Southern Miss junior Nick Sandlin’s pitching numbers look like something out of Marvel comic books. Staggering is what they are. Opposing batters can read them and weep.
His record is perfect, 6-0. His earned run average – the number of runs he gives up per nine innings – is a miserly 1.0. He has allowed only 32 hits in 63 innings. The opposition is hitting only .148 against him.
And then there’s this: In those 63 innings, he has walked only eight batters. He has struck out a whopping 97. That 97/8 strikeout/walk ratio is off-the-charts excellent.
These eyes have been watching college baseball for more than 50 years and have never seen anything quite like it. Retired Southern Miss coach Corky Palmer has lived baseball for all his 64 years and he’s never seen anything like it either.
“Sandlin’s the best we’ve had here, as good as I’ve seen anywhere,” Palmer said recently. “He’s got so much movement on his pitches. Sometimes, it looks like he’s throwing a Wiffle ball up there.”
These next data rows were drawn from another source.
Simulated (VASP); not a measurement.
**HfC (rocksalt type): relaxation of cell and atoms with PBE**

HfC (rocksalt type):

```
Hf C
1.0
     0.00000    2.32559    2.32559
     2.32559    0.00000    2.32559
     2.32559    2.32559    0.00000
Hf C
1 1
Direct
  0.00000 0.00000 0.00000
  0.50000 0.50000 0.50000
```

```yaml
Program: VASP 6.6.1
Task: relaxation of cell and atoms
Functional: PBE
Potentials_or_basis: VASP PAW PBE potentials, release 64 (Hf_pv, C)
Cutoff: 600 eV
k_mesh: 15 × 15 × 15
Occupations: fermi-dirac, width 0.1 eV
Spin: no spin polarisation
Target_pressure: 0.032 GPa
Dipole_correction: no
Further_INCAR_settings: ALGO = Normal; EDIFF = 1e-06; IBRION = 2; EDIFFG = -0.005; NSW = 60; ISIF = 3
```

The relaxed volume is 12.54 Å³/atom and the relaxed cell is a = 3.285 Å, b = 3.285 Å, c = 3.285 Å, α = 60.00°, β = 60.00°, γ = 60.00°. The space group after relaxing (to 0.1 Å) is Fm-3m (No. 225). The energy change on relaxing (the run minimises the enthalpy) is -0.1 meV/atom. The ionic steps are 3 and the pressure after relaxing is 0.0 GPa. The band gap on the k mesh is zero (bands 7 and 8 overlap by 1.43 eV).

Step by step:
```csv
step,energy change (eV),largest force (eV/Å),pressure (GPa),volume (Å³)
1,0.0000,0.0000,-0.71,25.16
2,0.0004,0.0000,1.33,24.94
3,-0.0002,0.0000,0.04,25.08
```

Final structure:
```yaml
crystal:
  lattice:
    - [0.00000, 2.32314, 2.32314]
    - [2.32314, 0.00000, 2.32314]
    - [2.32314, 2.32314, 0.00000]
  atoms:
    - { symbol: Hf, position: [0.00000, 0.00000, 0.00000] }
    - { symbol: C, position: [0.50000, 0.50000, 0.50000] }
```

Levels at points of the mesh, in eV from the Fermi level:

Mississippi State baseball legend Ron Polk, now a volunteer assistant at UAB, has coached seven pitchers who were first round draft choices and not one had a strikeout/walk ratio like Sandlin’s. Polk, by the way, coached Sandlin last summer in the elite Cape Cod League.
“Nick’s not only a great pitcher and athlete, he’s a great kid,” Polk said of Sandlin. “He probably won’t go that high in the draft because of his size, but somebody is going to get a really great one. He’d be winning at Class AA right now. He’s a pitcher.”

Sandlin, who pitches like Superman, looks more like Clark Kent. He’s 5 feet, 11 inches short and weighs 170 pounds. That’s about five inches shorter and 40 or 50 pounds lighter than Major League scouts desire.
And those numbers – the ones he can’t control – probably dictate Polk is right and Sandlin will not be an early choice in the upcoming MLB draft. Sandlin, a smart guy who is an honor student in construction engineering technology, knows this.
“I don’t worry about what I can’t control,” he said.
The obvious concern is that Sandlin’s relatively slight body cannot stand up to the physically demanding torque it takes to throw a 94 mph fastball.
Sandlin, a Georgia native, missed two starts earlier this season with stiffness in his throwing shoulder. MRIs showed no structural damage and Sandlin has given up a run and has struck out 22 batters in 14 innings since.
Perhaps scouts should be reminded that Greg Maddux won 355 Major League games at 6-feet, 170. What Sandlin can control is a baseball. He can throw it 94 mph from different angles and make it dance. He can go way down low, below sidearm. He can throw from over the top. He throws three pitches – a fast ball, a slider and a change-up – from those angles. He can change speeds on all three of those pitches. The breaking pitch, the absolutely filthy slider, breaks batters’ hearts.
State’s Jake Mangum, another under-sized player, was a teammate of Sandlin’s last year in the Cape Cod League.
After USM and Sandlin defeated State 11-0 in the season opener in February, Mangum was asked about Sandlin. “Mentally, Nick’s so strong,” Mangum said. “He doesn’t back down from any situation. I mean, he’s really tough, throws three pitches for strikes from a lot of different arm slots and he was hitting 93 on the gun. He’s outstanding.”

USM coach Scott Berry says deception is a big part of Sandlin’s game.
“The arm speed looks the same, no matter what he throws or from what angle,” Berry says. “Doesn’t matter if it’s the fastball, the slider or the change. It looks the same. The batter doesn’t know what he’s getting.”
Berry used Sandlin strictly out of the bullpen his first two seasons, primarily as a closer. Sandlin was a freshman All American and then made several All America teams as a sophomore.
But USM lost starters Kirk McCarty and Taylor Braley in last year’s MLB draft and then lost Colt Smith, the third weekend starter last year, to an injury. That’s why Berry and new pitching coach Christian Ostrander decided to move Sandlin into the Friday night starting role.

The result has been other-worldly, so good that some teams save their Friday night ace so as not to waste him against Sandlin. With Sandlin leading the way, the first-place Golden Eagles take a 32-12 and a No. 11 national ranking into a weekend series at UAB this weekend.
“We’re playing good baseball, peaking at the right time” Sandlin said.
It helps when your Friday night guy is automatic.